Quinn, thanks for the question. It's Eitan. So the way that I look at that and I view it couple of times that the way that this customer is build the capacity usually they have it by phases. The first phase took place in the first quarter of 2019 -- actually, started in the fourth quarter of 2018 and continued to 2019. And what we look right now on the expedite ramp is for the second phase that's supposed to start somewhere towards the end of the third quarter. And in the way that I look on the capacity and the amount of capacity, it will continue at least towards the first quarter of 2020.
Okay. Great. And then just lastly, over the last quarter it seems like the Memory outlook has continued to deteriorate the Logic/Foundry business has upticked. How do you see your mix between Memory and Foundry trending in the third quarter from that 65-35 split in Q2?
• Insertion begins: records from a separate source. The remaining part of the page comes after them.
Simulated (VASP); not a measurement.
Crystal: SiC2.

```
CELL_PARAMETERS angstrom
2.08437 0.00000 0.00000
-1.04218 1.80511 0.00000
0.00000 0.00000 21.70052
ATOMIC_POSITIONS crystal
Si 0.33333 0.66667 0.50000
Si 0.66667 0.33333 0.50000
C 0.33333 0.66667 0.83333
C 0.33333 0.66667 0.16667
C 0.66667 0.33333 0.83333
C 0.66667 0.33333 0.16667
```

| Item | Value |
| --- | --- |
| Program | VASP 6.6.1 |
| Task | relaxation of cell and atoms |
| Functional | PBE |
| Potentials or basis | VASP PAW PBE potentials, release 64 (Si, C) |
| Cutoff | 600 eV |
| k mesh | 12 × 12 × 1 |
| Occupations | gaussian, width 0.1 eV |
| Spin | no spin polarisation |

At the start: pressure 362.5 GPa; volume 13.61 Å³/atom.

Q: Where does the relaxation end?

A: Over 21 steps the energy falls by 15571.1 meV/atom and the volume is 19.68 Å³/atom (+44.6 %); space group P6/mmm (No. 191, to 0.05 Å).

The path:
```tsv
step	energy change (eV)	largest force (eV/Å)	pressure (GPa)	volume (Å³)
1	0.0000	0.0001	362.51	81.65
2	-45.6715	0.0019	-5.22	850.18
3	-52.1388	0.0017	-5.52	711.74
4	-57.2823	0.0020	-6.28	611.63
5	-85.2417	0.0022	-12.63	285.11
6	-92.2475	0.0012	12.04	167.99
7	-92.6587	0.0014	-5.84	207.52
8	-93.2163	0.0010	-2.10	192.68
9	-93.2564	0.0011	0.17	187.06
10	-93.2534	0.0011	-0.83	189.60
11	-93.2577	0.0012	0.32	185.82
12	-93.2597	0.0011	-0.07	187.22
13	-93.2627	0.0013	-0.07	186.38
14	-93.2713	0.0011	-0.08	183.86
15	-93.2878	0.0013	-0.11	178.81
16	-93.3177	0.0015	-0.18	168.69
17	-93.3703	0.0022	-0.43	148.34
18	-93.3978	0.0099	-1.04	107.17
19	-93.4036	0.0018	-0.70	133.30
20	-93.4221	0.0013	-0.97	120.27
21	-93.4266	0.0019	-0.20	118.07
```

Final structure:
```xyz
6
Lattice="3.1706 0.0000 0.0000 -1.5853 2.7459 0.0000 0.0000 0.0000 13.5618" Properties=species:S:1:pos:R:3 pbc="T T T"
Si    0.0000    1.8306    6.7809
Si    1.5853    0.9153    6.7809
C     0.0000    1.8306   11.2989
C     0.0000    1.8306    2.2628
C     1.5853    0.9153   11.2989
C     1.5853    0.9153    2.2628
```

So while we still expect Memory to be relatively strong in the third quarter, but evidently given the extensive ramp-up of 5-nanometer the significant customer in the fourth quarter, in the end of the year, there will be transitioned towards Foundry.
Memory more than half...
Quinn, it's Eitan here. I think that the mix in the third quarter will stay around 60% Memory. I think that besides the fact that the traditional Memory providers are seeing some decline in their revenue and as well they are reducing the CapEx. But if you're looking right now on the macroeconomic situation, we do see some increase in Memory in China. As I said in my remarks, there's a big win for us in the Memory. And there are couple of customers that are building faster the VNAND capabilities as well as the DRAM. So if you look right now on the mix, I think that it will be less of the Korean providers, but it will be more in the Chinese Memory customer. But the mix will stay 60-40 roughly.
We will take our next question from Patrick Ho with Stifel.
Eitan, maybe as a follow-up to some of your prepared regarding China and especially Foundry business over there. Are you seeing increased, I guess, demand and interest in your product portfolio for some of the trailing edge given that there are several nodes behind or are they evaluating a lot of the work as they are very leading edge?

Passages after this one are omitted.